Why Eshaan’s Week 3 Rankings make no sense and prove he's a fraud who doesn’t watch football

Last week, Eshaan Joshi — my colleague, our sports editor, and officially my boss — made a complete fool of himself in front of the entire Tartan readership.

Let me explain. Before games were played last Saturday, we each agreed to rank what are, in our minds, the top 10 teams in the country. Of course, reasonable people can disagree about the finer points of the rankings. Whether Washington should have been above Notre Dame, for instance, is up for debate — I think they should have, as no team in the country had been quite as dominant against good competition as the Huskies, but it’s not conclusive. But Eshaan made two critical errors that defy logic, reason, and common sense.

First, he gave Texas the number one spot. The Texas Longhorns. He eloquently justified it as follows: “TEXAS IS MOTHA FUCKIN BACK Y’ALL!?” And second, he left the Penn State Nittany Lions out of the top ten, disagreeing with 62 out of the 63 voters on the AP poll, yours truly, and more importantly, the product we’ve seen on the field.

Let’s talk about Texas first, and we can get the elephant in the room out of the way early. Yes, the Longhorns beat Alabama, 34-24, along with football powerhouses Rice and Wyoming. And yes, Georgia hasn’t really played anyone all season. Their only game against a decent team was at South Carolina, and, to put it mildly, they struggled, putting up just 24 points and letting the Gamecocks keep it close until the half. I know all that.

But let’s not lose sight of the reasons that Georgia was a consensus #1 at the start of the season. The Bulldogs, coming off two national championships in a row, boast the nation’s best roster by a mile. The depth chart is staggering, and most of the roster from last year’s national championship team is very much intact. Carson Beck, the team’s young quarterback, backed up Stetson Bennett last year, and appeared in five games, topping a 200 quarterback rating in three of them while completing 74% of his passes. This year, as a starter, he’s down to a measly, pitiful 73%. (The average is around 60% across all of college football.)

Playing against weak competition, Georgia did the job each of the first two weeks — and then, for the first time since last year’s national semifinal, the Bulldogs blinked, falling behind 14-3 at the half and going into the locker room knowing there was a real risk of losing the game. South Carolina was playing like, well, a good team.
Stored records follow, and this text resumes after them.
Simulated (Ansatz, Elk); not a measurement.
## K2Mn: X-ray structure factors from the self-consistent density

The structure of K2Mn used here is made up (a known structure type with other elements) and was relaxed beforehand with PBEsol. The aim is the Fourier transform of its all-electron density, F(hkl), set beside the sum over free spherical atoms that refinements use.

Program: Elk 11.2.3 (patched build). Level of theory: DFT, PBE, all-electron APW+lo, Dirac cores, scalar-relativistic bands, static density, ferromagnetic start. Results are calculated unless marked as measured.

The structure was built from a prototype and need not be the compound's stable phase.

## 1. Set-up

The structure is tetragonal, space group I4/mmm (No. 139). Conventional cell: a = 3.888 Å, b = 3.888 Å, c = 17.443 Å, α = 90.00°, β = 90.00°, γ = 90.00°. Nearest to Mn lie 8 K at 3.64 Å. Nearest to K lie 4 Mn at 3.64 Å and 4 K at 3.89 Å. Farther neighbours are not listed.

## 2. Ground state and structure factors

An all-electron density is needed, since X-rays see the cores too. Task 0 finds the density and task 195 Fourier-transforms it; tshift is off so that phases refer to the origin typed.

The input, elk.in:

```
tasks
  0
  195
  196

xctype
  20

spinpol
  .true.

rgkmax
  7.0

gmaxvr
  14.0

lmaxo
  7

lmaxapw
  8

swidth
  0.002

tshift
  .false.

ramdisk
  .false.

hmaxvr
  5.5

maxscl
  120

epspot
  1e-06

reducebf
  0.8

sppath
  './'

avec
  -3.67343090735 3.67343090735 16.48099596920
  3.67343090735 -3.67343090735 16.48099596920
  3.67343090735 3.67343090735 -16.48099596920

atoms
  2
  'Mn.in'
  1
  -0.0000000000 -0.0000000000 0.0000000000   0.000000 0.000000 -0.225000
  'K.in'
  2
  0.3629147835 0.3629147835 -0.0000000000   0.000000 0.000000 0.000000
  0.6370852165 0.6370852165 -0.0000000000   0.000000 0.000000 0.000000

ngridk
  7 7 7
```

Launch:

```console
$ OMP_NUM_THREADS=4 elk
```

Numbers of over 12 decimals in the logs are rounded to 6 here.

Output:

But you know what separates the good from the great?

Because, clearly, Eshaan doesn’t.

A good team digs deep when they’ve got the momentum. They take advantage of opportunities, and they win a lot of football games. They let the roar of a hundred thousand fans fuel them. They take what they’ve got, and sometimes, they turn it into something incredible. They have fun, and once in a while they make magic happen.

But a great team? A great team digs deep, even when the momentum of the game, the score on the board, and the dreams of an entire country are against them. They tune out the crowd, the sportswriters, the score, everyone but them and the eleven men lined up opposite them. When they’re in a rut, they find a way to grind it out anyway, do what they need to do to get off the field and go home with a win.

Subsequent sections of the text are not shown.